Overdue payments, calls from collection companies, NSF cheques, bank overdraft. The list goes on and on. You feel stressed out just thinking about your debts. Want some peace of mind? Stop the madness and take control. Start by making a list of your debts showing the name, amount owing, interest rate, and minimum monthly payment that is due. I note that many credit cards now show how long it will take to pay off the balance owing if all you pay is the minimum payment and of course, if you do not make any new charges. Focusing on the 20 or 30 years will just increase your stress, not reduce it. Focus instead on which debts have high interest and which have the lower rates. You should be directing whatever money you have to those debts with a high interest rate.
The next thing you have to do is to track your spending for a few weeks (longer if possible). You will then need to prepare a budget for yourself to determine how much money you have each month to service your debts and allow you to live. Note that the budget is an average for a month (not 4 weeks) and you should allow for emergencies and debts like car insurance that are not necessarily paid on a monthly basis. If you need help, Trustees in Bankruptcy (soon to be called Licensed Insolvency Trustee), credit counselors, financial planners, etc. are usually willing to help you in assessing your budget and putting together a plan of action to pay off your debts. If you spend the time to put together the basic information, their fees will be nominal, their expertise invaluable.
Taking precautions to avoid scams and frauds is another way to protect your assets against financial abuse. Hustlers are constantly coming up with new scams to deceive elderly people. It is important to never respond to e-mail, phone or door-to-door offers from people or groups you do not know. Most often, if an offer seems too good to be true, one can assume it is. Protect your personal information–reputable organizations will not e-mail, write or call and ask you to confirm information about your bank account or financial affairs. Financial abuse is illegal and/or unauthorized use of your money or property, or pressure on you for use of your money or property.
Unfortunately and sadly, abusers are often people in positions of power in your life, such as a family member, caregiver or someone you live with. If you think you may be the victim of financial abuse, a fraud or a scam, do not feel ashamed and you are not at fault–many people are in the same situation and it is important you do not stay silent. Tell someone you trust about what is going on and how you are being treated and take precautions. If you do not feel you can trust anyone or do not feel comfortable talking to someone you know, you can report financial abuse and/or fraud to the police.

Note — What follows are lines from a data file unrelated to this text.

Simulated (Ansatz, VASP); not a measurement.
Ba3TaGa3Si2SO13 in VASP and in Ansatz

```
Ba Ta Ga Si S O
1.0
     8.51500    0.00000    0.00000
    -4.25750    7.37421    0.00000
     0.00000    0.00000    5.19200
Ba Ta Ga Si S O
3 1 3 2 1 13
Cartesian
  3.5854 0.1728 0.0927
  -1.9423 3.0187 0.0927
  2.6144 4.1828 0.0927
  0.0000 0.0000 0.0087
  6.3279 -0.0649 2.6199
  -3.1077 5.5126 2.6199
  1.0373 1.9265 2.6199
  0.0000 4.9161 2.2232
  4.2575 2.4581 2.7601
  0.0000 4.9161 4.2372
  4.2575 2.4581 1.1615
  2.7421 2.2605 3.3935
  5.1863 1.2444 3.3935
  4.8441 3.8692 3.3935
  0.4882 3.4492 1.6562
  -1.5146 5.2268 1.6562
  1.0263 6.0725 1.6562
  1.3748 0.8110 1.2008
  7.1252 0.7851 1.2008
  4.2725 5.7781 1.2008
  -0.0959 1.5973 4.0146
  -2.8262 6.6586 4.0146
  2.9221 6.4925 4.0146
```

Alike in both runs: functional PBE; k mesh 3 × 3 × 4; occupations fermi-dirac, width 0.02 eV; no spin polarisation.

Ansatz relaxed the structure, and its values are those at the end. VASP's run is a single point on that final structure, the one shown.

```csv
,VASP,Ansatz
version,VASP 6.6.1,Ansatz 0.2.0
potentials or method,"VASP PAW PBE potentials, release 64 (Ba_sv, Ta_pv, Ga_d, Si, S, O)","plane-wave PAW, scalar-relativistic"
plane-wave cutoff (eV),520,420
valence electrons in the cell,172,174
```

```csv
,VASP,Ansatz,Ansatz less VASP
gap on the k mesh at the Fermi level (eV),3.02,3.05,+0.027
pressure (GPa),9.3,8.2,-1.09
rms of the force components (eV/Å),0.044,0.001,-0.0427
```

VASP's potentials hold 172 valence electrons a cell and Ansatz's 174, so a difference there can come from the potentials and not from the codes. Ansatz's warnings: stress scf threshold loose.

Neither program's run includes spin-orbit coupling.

What can I do if I cannot make my student loan payments?
Thousands of Canadians cannot afford to pay their student loans. The law in Canada punishes anyone making a consumer proposal or filing for personal bankruptcy if they recently stopped being a full-time student. Student loans are not forgiven unless a person can satisfy the 7-year waiting period or the discretionary 5-year waiting period based on financial hardship.
If you cannot make your monthly student loan payments then you do have a number of options:
Firstly, your lender might offer a number of debt relief options. Secondly, it might be to your advantage to make small token monthly payments. Thirdly, if you have not made a payment on your student loan for a minimum of six months you can explore negotiating a one-time lump sum payment as settlement in full—sourcing funds from family members or the sale of an asset.
Finally, you might want to consider credit counselling as a “bridging strategy”. Credit counselling might help you reduce your monthly payments on your unsecured consumer debt—but not your student loan -which might significantly improve your cash flow situation. Some Canadians seeking personal bankruptcy or a consumer proposal will use credit counselling until they satisfy the all-important 7-year waiting period.
If you want to make a consumer proposal or file for personal bankruptcy and you have ceased attending school a minimum of 5 years—but not 7 years–then you can bring a motion before a judge who has a discretion to grant you a discharge on the grounds of financial hardship.
Well, it happened. You racked up a lot of debt and you now have to deal with it. You have decided that you are capable of making a settlement with your creditors by offering to pay a portion of your total debt over a period of time (usually 60 months with no interest) using a Consumer Proposal. At least, you can avoid bankruptcy.
Setting up the Consumer Proposal is done with the assistance of a Licensed Insolvency Trustee (formally called a Trustee in Bankruptcy) or some other qualified person. They will review your assets, liabilities, income and expenses to come up with a plan that your creditors will be likely to accept. Beware of anyone who advertises that they can reduce your debts by “up to 80%” before they meet with you and review your specific situation. Sometimes, you might be able to make a small down payment using money in an RRSP, cash surrender value of life insurance, etc. Sometimes, your budget is not stable because you only have full time seasonal work. Construction workers, roofers, road pavers, usually only work 8 or 9 months per year and it is common to structure their Consumer Proposals over a 60-calendar month period (the maximum allowed by law) but only require that monthly payments only be made in 8 specific months each calendar year. You might also have a steady job and be able to make payments for all 12 months each year. You might want to pay off the Consumer Proposal faster than the 60 months in order to assist you in rebuilding your credit faster and cleaning up your credit report. No problem – simply put a clause into your proposal that allows you to do this at your option at any time with no advance notice or penalty of any kind. The creditor will always agree as they may get their money sooner than they expected.
A Consumer Proposal is not for everyone. But if you wish to customize it to meet your specific situation, if can be done.